# Baselines

We provide a number of different baselines spanning different categories of learning from demonstrations research: Behavior Cloning / Supervised Learning, Offline Reinforcement Learning, and Online Learning from Demonstrations. This page is still a WIP as we finish running experiments and establish clear baselines and benchmarking setups.

<!-- As part of these baselines we establish a few standard learning from demonstration benchmarks that cover a wide range of difficulty (easy to solve for verification but not saturated) and diversity in types of demonstrations (human collected, motion planning collected, neural net policy generated) -->

**Behavior Cloning (BC) Baselines**

BC Baselines are characterized by supervised learning focused algorithms for learning from demonstrations, without any online interaction with the environment.
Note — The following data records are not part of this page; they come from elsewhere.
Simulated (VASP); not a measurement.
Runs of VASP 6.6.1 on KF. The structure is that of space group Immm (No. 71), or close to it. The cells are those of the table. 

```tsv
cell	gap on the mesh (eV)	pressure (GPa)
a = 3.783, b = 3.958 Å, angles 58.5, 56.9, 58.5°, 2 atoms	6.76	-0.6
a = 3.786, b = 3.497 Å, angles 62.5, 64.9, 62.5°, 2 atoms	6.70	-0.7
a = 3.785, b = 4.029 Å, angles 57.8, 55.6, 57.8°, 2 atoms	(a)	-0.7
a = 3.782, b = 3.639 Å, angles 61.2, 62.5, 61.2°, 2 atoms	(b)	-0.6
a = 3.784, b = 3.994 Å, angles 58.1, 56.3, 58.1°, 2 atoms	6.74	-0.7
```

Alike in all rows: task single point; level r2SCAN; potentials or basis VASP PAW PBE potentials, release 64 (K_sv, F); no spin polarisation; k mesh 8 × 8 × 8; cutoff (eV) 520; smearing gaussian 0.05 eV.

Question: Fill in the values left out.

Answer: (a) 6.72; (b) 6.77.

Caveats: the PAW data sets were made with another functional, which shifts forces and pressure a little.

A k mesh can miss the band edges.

| Baseline                       | Code                                                                                        | Results | Paper                                      |
| ------------------------------ | ------------------------------------------------------------------------------------------- | ------- | ------------------------------------------ |
| Standard Behavior Cloning (BC) | WIP                                                                                         | WIP     | N/A                                        |
| Diffusion Policy (DP)          | [Link](https://github.com/haosulab/ManiSkill/blob/main/examples/baselines/diffusion_policy) | WIP     | [Link](https://arxiv.org/abs/2303.04137v4) |
| Action Chunking Transformer (ACT) | [Link](https://github.com/haosulab/ManiSkill/blob/main/examples/baselines/act) | WIP     | [Link](https://arxiv.org/abs/2304.13705) |

**Online Learning from Demonstrations Baselines**

Online learning from demonstrations baselines are characterized by learning from demonstrations while also leveraging online environment interactions. 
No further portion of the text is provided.